Masumi Per Rostad
Professor of Practice (Viola, Pacifica Quartet)
East Studio Building, JS427
Masumi Per Rostad is professor of practice (viola) at the Indiana University Jacobs School of Music and a member of the Pacifica Quartet, the school’s quartet-in-residence.
The Grammy Award-winning Rostad has been described as an “electrifying, poetic and sensitive musician” with an “understated yet commanding presence” by critics and is in demand as a soloist, chamber musician, and teacher as well as an active contributor to many online and print publications.
As a soloist, he has performed at several of today’s most prominent festivals, including the Marlboro Music School, Spoleto USA, Music@Menlo, and Music in the Vineyards as well as the Rockport and Skaneateles chamber music festivals. His guest violist collaborations include programs with the St. Lawrence, Ying, Pavel Haas, and Emerson quartets. He formerly toured and recorded as a member of the International Sejong Soloists and the Metamorphosen Chamber Orchestra. He can be heard on the Cedille Records, Naxos, Hyperion, Bridge, and Tzadik labels as well as on recordings produced by Windspell Productions and Musical Observations.
As a member of the Pacifica Quartet, which recently celebrated its twentieth anniversary, Rostad performs and tours extensively throughout the United States, Europe, Asia, and Australia. Named the quartet-in-residence at the Jacobs School of Music in March 2012, the members serve as full-time faculty at the school. In 2009, the ensemble was awarded a Grammy for Best Chamber Music Performance as well as the coveted Cleveland Quartet Award. It was also named Musical America’s Ensemble of the Year in 2009.
In addition to a busy performing, touring, and teaching schedule with the Pacifica Quartet, he is an ardent advocate for the arts and often sought after as a contributing writer to such publications as The Huffington Post, The Guardian, and Strings and Gramophone magazines.
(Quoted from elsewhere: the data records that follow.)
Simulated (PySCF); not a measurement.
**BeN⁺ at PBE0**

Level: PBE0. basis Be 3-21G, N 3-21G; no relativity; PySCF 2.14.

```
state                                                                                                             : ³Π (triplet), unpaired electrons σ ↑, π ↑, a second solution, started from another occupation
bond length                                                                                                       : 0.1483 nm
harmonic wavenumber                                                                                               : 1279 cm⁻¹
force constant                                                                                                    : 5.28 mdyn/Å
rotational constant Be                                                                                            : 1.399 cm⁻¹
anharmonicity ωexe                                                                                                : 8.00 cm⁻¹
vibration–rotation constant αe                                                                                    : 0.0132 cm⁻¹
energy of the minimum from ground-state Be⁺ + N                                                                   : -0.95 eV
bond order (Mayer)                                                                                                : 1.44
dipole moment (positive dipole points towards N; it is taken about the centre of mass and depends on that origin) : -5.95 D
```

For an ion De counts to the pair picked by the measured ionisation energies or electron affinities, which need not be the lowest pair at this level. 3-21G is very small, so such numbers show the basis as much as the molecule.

Passionate about breaking down barriers that prevent people from enjoying classical music, Rostad was the founder of DoCha, a chamber music festival in Champaign, Ill., that produces innovative events with an ardent focus on engaging new audiences through programming that is fun and inventive. DoCha-hosted events feature unique collaborations between members of the university and are multi-genre presentations, from classical chamber music to contemporary dance to the spoken word and much more. All programs are free of charge and take place at the beautiful former community opera house. Other activities of DoCha, include “in-reach” performances for elementary school students and master classes, competitions, and performance opportunities for local music students.
Japanese-Norwegian Rostad began his studies at the Third Street Music School Settlement in New York City at age three. In 2008, he was awarded the Rising Star Award by the school for his musical achievements.
He earned his Bachelor of Music and Master of Music degrees from The Juilliard School, where he studied with legendary violist and pedagogue Karen Tuttle from the age of 17 and was made her teaching assistant just three years later, at the age of 20. At Juilliard, he was awarded the Lillian Fuchs Award for outstanding graduating violist. He also won The Juilliard School Concerto Competition and performed the world premiere of Michael White’s Viola Concerto in Lincoln Center’s Avery Fisher Hall, with conductor James DePreist. He gave the New York premiere of Paul Schoenfield’s Viola Concerto with the Juilliard Symphony, to critical acclaim.
Rostad has served on the faculties of the University of Illinois at Urbana–Champaign, the University of Chicago, and Northwestern University’s Bienen School of Music. He has given master classes at the Cleveland Institute of Music, Aspen Music Festival, Eastman School of Music, Bowdoin Festival, and San Francisco Conservatory, among many others.
Currently, he lives in Bloomington, Ind., with his concert pianist wife, Sonia, and their two cats, Thumper and Mingus. His Fratelli (Brothers) Amati viola was crafted in Cremona, Italy, in 1619.